Changing face of terrorism risk insurance

With the incidents of lone wolf terrorist attacks increasing as well as the latest series of attacks across the world, terrorism has unfortunately become a very real risk almost every where in the world.

Bomb blasts are not just limited to war zones anymore and suicide bomber is a term everyone knows and fears.

Increase your terrorism risk awareness at the 2016 NIBA Convention

Keeping in mind the rising threats of terrorism and its effects on the insurance industry, the 2016 NIBA Convention has a panel session dedicated to terrorism insurance in Australia which will include a presentation from Mike Pennell the Chief Underwriting Officer at ARPC.

The recently released Marsh 2016 Terrorism Risk Insurance Report summarises terrorism risk insurance trends, provides bench-marking related to terrorism insurance take-up rates and pricing, and offers risk management solutions for terrorism exposures.

The report states “As small group and ‘lone wolf’ terrorist attacks appear to be the changing face of terrorism, many organisations are assessing their coverage for indirect losses stemming from business interruption risks.”

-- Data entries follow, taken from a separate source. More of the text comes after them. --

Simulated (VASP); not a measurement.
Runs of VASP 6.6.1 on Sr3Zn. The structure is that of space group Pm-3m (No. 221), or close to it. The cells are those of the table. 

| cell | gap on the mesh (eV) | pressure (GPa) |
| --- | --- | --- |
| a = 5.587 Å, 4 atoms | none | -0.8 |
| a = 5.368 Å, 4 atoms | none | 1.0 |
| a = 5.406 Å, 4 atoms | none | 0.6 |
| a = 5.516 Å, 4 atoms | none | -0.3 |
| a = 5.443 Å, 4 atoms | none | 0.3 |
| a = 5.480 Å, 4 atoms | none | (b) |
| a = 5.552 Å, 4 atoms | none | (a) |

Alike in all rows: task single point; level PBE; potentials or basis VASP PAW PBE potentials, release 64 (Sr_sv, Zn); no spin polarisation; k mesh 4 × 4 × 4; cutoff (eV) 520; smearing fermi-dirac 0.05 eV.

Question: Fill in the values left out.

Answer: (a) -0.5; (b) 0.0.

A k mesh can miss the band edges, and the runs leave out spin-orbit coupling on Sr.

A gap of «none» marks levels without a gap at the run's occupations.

Recent attacks driving interest in terrorism risk and insurance

The global broker explained that business disruption costs can outweigh potential cost of property damage if, for example, a city or region was put under curfew, businesses were closed indefinitely, travel was disrupted, or reservations were cancelled. For example, how recent attacks in Egypt, France, Lebanon, and Mali has resulted to about 10 per cent of cancelled booked trips by American travellers and this year’s bombing of Brussels International Airport has caused airlines, hotel chains, and travel websites to experience drops in their stock prices.

The report also states that with this shifting nature of terrorism, companies have begun to inquire whether they are adequately covered for such risks. Among industry sectors, media organisations had the highest take-up rate for terrorism insurance in 2015 and that workers’ compensation markets for terrorism risks generally stabilised.